Tenants putting the brakes on rent rises, warns ARLA

Tenants putting the brakes on rent rises, warns ARLA

Fewer tenants are experiencing rent increases, according to the Association of Residential Letting Agents’ monthly market report.

The number of letting agents reporting rent increases for tenants fell to 25 per cent in October compared to 32 per cent in September – the newer figure is the lowest this year. 

Demand for rental properties dropped in October, alongside supply of available housing – a trend typical of the time of year.  ARLA agents registered 33 new tenants on average per branch this month, the lowest amount this year.

However, the London rental market bucked this trend. 

The report found that demand for rental housing in London continued to increase in October – with an average of 42 prospective tenants registered per branch, up from 39 in September – an eight per cent increase.

Supply of rental accommodation decreased in line with demand, dropping from 182 properties on average per branch in September, to just 173 in October. 

However, prospective renters in the East of England and the South West will have better luck finding a property; agents in those regions managed more properties in October than September, with 199 and 184 properties managed respectively.

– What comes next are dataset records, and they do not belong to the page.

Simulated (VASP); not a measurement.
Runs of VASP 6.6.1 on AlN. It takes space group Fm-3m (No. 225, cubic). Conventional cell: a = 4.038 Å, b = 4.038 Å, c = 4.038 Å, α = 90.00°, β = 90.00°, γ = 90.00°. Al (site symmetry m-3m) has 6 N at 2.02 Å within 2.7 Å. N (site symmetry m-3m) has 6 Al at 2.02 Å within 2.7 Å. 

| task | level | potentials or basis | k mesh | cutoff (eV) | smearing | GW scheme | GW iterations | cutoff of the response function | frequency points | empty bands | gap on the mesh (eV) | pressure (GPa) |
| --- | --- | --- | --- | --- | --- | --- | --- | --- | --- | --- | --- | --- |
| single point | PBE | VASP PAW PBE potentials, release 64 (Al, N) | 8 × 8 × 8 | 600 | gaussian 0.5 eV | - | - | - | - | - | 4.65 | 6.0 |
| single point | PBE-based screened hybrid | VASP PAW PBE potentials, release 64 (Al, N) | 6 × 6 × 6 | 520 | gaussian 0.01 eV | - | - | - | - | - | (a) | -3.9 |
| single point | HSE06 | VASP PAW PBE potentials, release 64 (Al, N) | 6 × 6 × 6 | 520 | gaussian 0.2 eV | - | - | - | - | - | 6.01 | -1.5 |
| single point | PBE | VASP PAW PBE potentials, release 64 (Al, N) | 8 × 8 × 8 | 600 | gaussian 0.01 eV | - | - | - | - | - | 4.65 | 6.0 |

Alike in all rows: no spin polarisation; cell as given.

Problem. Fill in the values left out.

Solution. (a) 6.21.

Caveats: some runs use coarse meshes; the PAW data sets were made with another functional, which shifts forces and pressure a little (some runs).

ARLA managing director David Cox anticipates more of the same in 2016. 

“We’d hope to see the number of tenants experiencing rent hikes remain low with supply and demand levelling out. However, a lot is resting on the economic and political agenda” he says. 

“We’re still waiting for new houses, promised by the Prime Minister to be built. Whilst this will take pressure off the rental prices as supply rises, the changes to landlord tax proposed under the Finance Bill is likely to discourage new landlords from entering the market” notes Cox.